Jul. 14, 2003. WIRED magazine reports that the controversial Terrorism Information Awareness program is likely to have its funding cut.

The Senate's $368 billion version of the 2004 defense appropriations bill, released from committee to the full Senate last week, contains a provision that would deny all funds to, and thus would effectively kill, the Terrorism Information Awareness program, formerly known as Total Information Awareness. TIA's projected budget for 2004 is $169 million.

Critics have called TIA an attempt to impose Big Brother on Americans. Wired describes TIA this way: "The program would use advanced data-mining tools and a mammoth database to find patterns of terrorist activities in electronic data trails left behind by everyday life."

The Senate bill's language is simple but comprehensive: "No funds appropriated or otherwise made available to the Department of Defense ... or to any other department, agency or element of the Federal Government, may be obligated or expended on research and development on the Terrorism Information Awareness program."

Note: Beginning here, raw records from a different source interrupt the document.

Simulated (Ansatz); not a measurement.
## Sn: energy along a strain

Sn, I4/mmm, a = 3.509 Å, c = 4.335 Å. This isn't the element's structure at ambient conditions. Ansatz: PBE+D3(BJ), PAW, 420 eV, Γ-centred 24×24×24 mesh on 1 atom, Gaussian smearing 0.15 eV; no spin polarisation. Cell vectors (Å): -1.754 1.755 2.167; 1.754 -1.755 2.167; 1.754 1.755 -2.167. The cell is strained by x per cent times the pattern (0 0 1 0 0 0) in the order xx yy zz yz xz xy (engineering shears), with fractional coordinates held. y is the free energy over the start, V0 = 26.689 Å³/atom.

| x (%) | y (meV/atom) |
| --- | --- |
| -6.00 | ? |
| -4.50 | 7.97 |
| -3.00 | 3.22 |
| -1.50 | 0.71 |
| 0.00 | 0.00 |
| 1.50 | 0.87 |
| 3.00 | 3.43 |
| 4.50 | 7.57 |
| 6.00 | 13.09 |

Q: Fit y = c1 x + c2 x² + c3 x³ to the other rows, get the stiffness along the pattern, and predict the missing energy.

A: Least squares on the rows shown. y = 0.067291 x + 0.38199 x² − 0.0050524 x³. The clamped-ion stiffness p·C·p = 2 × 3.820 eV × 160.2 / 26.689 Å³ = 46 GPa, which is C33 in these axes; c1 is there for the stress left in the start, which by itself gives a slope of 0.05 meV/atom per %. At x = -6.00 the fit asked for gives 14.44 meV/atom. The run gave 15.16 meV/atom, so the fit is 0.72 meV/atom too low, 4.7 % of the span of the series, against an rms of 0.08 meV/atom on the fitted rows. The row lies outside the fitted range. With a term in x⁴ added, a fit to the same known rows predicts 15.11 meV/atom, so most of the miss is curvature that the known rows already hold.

The Senate likely will vote on and pass the bill early next week as lawmakers hope to send the spending bill to the White House before Congress recesses in August.

After the Senate votes, the provision's fate will be decided by a joint committee, which will reconcile the Senate's bill with the House version. The House version contains no explicit provision to deny funds to TIA. But Congress watchers say opponents of the TIA likely will succeed in killing it.

Here is the full story in Wired.

Also, see a similar story in USA Today, July 16, 2003, entitled Move in Senate to kill wide-ranging surveillance program.

The Bush administration is opposing this move.

"This provision would deny an important potential tool in the war on terrorism," said the statement of administration policy, issued by the president's Office of Management and Budget this week.

"The administration urges the Senate to remove the provision that prohibits any research and development for the Terrorism Information Awareness [TIA] program," the statement said.

The language is contained in the defense spending bill for fiscal 2004 and the Senate is expected to vote on the full bill this week. A similar version passed the House 399-19 on July 8.

The Senate version differs from the House version, which does not eliminate spending, so the final language will not be determined until a single bill is hammered out in a conference committee.

A staffer for the House Appropriations Committee said full funding was not axed because some lawmakers felt it was "worth at least exploring for the potential element of intelligence gathering with restraints."